Tenant-Partitioned Engine Sharding¶

CONCEPT:KG-2.58 (sharding) · CONCEPT:OS-5.28 (topology visibility)

Stage-2 scaling for the epistemic-graph compute tier: run N independent engine processes ("shards") and let every client route to the right one — no proxy hop, no coordinator, no engine changes.
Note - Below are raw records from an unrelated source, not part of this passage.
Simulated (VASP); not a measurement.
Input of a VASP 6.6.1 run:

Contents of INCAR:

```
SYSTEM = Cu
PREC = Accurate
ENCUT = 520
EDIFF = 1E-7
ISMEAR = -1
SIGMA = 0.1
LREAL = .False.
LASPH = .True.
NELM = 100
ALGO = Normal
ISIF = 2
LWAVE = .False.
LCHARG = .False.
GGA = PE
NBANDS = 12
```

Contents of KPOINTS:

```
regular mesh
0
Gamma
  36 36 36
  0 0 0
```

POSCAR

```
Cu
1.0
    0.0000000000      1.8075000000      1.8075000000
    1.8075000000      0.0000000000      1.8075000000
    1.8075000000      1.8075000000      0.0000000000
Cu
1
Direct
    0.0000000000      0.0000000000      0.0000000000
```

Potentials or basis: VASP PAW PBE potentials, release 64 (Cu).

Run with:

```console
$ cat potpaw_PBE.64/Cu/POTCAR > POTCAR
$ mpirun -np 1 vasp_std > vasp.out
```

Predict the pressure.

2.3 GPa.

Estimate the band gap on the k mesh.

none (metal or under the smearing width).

The partition model in one line¶

tenant  →  named graph  →  HRW (rendezvous hash)  →  shard endpoint

The named graph is the partition unit. Each engine process keeps its own string-keyed named-graph registry; a graph lives wholly on exactly one shard, so single-graph operations never need cross-shard coordination.
Tenancy enters only by choosing the graph name. When a caller does not target an explicit graph and the ambient ActorContext (CONCEPT:OS-5.14) carries a tenant, the default graph is mapped to tenant__<tenant>__<base> by tenant_graph_name() (knowledge_graph/core/shard_topology.py, also exported from agent_utilities.knowledge_graph and as KnowledgeGraph.tenant_graph()).
Shard choice is a pure function of the graph name. The sync client path (GraphComputeEngine) delegates to the exact HRW implementation in epistemic_graph.pool.ShardRouter, so sync and async callers can never disagree on placement.

Configuration¶

Flag (on `AgentConfig`)	Default	Meaning
`GRAPH_SERVICE_ENDPOINTS`	unset	Comma-separated or JSON list of shard endpoints (`unix://` / `tcp://`). Unset or one entry = today's single-engine behaviour (zero-infra preserved); 2+ entries enable sharding.
`KG_DEFAULT_GRAPH`	`__bus__`	The default named graph; the ambient tenant maps onto `tenant__<t>__<default>` in sharded mode only.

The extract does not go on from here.